In [1]:
import numpy as np
import pandas as pd
import matplotlib.pyplot as plt
import os
import requests

from dataloader import COLDataLoader
from colgeocoder import COLGeoUtil
import pdb




In [10]:
class COLCalculator():
    #Cost of Living Calculator
    #Instantiate with the path to the Zillow city csvs and Consumer Expenditure xlsxs
    def __init__(self, zillow_path, ce_path, state_tax_path):
        self.data = COLDataLoader(zillow_path, ce_path, state_tax_path)
        self.data.load()
        self.gc = COLGeoUtil()
        
    def calculate(self, gross_income, city, state, married=False):
        #Calculation function: returns a dict (or json) with the following values
        #income_taxes (Tuple): (Float: Approx amount of taxes paid, Float: Approx. Effective Tax Rate)
        #housing_rent (Tuple): (Int: sqft affordable at the housing % ratio, Float: Ratio of housing/income)
        #housing_own (Tuple): (Int: sqft affordable at the housing % ratio, Float: Ratio of housing/income)
        geocode = self.gc.geocode_one([city,state])
        tax_amount, tax_rate, net_income = self._get_taxes(gross_income, city, state, married)
        ratio_dict = self._get_ratios(gross_income, geocode)
        housing_rent, housing_own = self._get_housing(gross_income, ratio_dict, geocode)

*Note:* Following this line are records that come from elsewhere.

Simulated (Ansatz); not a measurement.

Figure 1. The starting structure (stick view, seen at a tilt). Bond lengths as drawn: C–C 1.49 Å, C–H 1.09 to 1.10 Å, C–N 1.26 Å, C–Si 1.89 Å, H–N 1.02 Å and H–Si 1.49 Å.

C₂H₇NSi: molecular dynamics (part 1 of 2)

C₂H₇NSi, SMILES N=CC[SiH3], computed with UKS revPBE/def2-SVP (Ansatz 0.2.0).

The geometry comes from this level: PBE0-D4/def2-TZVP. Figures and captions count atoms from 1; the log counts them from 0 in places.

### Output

        return {'taxes': tuple((tax_amount, tax_rate, net_income)), 'geocode' : geocode,
               'ratios': ratio_dict, }
    
    # Tax Calculation  - Federal and State
    def _get_taxes(self, gross_income, city, state, married):
        #returns tax amount, tax %, and net income
        fed_tax, fed_rate = self._calc_fed_tax(gross_income, married)
        state_tax, state_rate = self._calc_state_tax(gross_income, state, married)
        total_tax = fed_tax + state_tax
        net_income = gross_income - total_tax
        effective_tax = total_tax/gross_income

        return total_tax, effective_tax, net_income


    
    def _calc_fed_tax(self, gross_income, married):
        #tax withholding from https://www.irs.gov/pub/irs-pdf/n1036.pdf
        #Returns Tax Amount and rate used to calculate withholding
        single_rate = np.array([[3800, 0, .1],
                                [13500, 970,  .12],
                                [43275, 4543,  .22],
                                [88000, 14382, .24],
                                [164525, 32748,  .32],
                                [207900, 46628, .35],
                                [514100, 153799, .37]]
                                )

        single_rate = np.hstack((single_rate, 
                                np.append(single_rate[1:,0],np.inf).reshape(-1,1)
                                ))

        married_rate = np.array([[11800, 0, .1],
                                 [31200, 1940, .12],
                                 [90750, 9086, .22],
                                 [180200, 28765, .24],
                                 [333250, 65497, .32],
                                 [420000, 93257, .35],
                                 [624150, 164710, .37]
                                ])

        married_rate = np.hstack((married_rate, 
                                np.append(married_rate[1:,0],np.inf).reshape(-1,1)
                                ))
        rate = single_rate
        if married:
            rate = married_rate

        mask = np.logical_and(rate[:,0]<=gross_income, rate[:,-1]>gross_income)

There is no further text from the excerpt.